Reviews. They are a part of the writing/reading/publishing business. Like them or love them, they happen and I for one look forward to reading them. It’s like opening a Christmas gift when I go to Amazon and see that there are more reviews than the last time I visited. My heart speeds up a little. I start guessing how many stars it is based on the overall rating and hold my breath as I scroll down. And then, there it is! Someone’s honest feedback in black and white, there for others to see!
Of course when I open my present and find a lump of coal, it feels a little like getting punched in the gut. Of course, I take it all in stride because negative feedback is all a part of what I do. It is bound to come eventually, no matter how many five star reviews a book has. Not everyone is going to like what I do, and that’s cool. But I’ll tell ya, it’s definitely not easy being criticized by a history buff. They know their stuff and they’re not shy about letting you know it! Those people tend to be my harshest critics, and I don’t blame them. If they picked up a copy of The Third Son looking for historical accuracy, they just aren’t going to get it. Not that I intended for it to be accurate. In fact, accuracy was the last thing on my mind when writing the first story that would eventually unfold to become the Kings of Cardenas series.
One day I got this idea. I wanted to write a Romance novel about a love that should never have happened. I man…a prince with everything he could ever want, yet craves more…finds love with the most unlikely of women, a Gypsy dancer with a scarred past. As I began thinking about the story, I actually took the time to research monarchies of Europe in different time periods. I did my homework on Gypsy culture as well, but knew I could fit them in almost anywhere, as Gypsies were travelers and turn up in many places throughout history. As much as I love Historical Fiction, and wanted to be in that lane, I just couldn’t find a kingdom, nation, province, or real character to base my story on. Besides that, I knew that if I set it in my favorite time periods, Victorian or Regency, there was no way a prince (or duke , or earl) could ever wed a Gypsy. It’s just not done and it would piss off a lot of diehard Historical readers. The only way it would work is if I made the Gypsy a long lost daughter of a nobleman or royalty and I just didn’t want that. I wanted the authenticity of her background to be there.
I created my own damn world. Because, really, when you create your own world and call it Fantasy, you can do pretty much whatever the heck you want. like have a Prince marry a Gypsy girl. Or turn the Gypsy girls grandmother into a Romani prophetess with the power to see into the future. Why, then, is the book classified as Historical? Very good question. One I am happy to answer.
Officially Historical Romance is defined as a romance set before World War II. That’s it. That’s the definition. See how much wiggle room there is within that. Because the Kings of Cardenas series is set in the 1850s, it is actually considered Historical fiction. I took the things I loved from the Victorian period ( and yeah, some Regency too) and made the setting my own. It is considered Fantasy as well because of it’s made-up kingdom and place in time and history.

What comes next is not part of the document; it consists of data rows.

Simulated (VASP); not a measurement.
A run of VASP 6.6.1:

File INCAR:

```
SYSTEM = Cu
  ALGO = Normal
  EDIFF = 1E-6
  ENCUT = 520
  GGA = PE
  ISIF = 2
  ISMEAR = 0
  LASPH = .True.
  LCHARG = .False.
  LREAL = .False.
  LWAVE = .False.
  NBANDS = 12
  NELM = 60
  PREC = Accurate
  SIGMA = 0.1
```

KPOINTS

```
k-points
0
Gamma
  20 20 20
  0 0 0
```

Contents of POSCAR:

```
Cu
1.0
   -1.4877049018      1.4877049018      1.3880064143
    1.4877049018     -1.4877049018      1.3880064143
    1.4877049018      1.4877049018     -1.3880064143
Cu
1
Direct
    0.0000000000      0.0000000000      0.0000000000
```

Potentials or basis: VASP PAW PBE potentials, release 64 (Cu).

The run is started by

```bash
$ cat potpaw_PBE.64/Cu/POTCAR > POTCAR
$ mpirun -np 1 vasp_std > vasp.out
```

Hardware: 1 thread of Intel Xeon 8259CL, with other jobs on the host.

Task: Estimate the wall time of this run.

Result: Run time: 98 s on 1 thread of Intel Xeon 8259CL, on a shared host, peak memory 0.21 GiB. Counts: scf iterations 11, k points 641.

So…is Cardenas in Europe? It is if you want it to be! Does it neighbor Britain? Possibly. See, that’s the whole point. Cardenas is wherever you think it is, which is why I’ve never given it an actual geographic location in relation to anywhere else, accept to say that you’d have to sail if you wanted to go to America or the Carribbean. That leaves a lot of room for interpretation and a lot of places of the world where Cardenas could be. And who’s to say a place like Cardenas couldn’t have existed? I like to think there’s much of History that’s been lost to us, despite the things we know and the things we think we know. Who’s to say that somewhere in the world, a couple like Prince Damien and Esmeralda the Gypsy didn’t actually exist. I know that in my heart, they do.
Not to mention, on a side note, that some of the places and people I’ve written of are actually based in History. The lady Knights that everyone seem to be so fond of are all based on famous warrior women documented throughout history. I studied extensively the African Amazon and the Japanese Onna Bugeisha and Samurai in my preparation to write about the lady warriors, as well as the island they travel to in the Caribbean, Martinique. I also like to research period appropriate clothing and foods to lend the stories the right feel. I do love the Victorian era, after all!
Do I plan to ever write Historical Romance that’s actually based in History? Absolutely! I am full of ideas about books based on the Tuskegee airmen, as well as a love triangle set in the midst of the American Revolution. In those instances I plan to stick to history while still writing a compelling, romantic story. In the meantime, though, a little Fantasy is a-okay with me!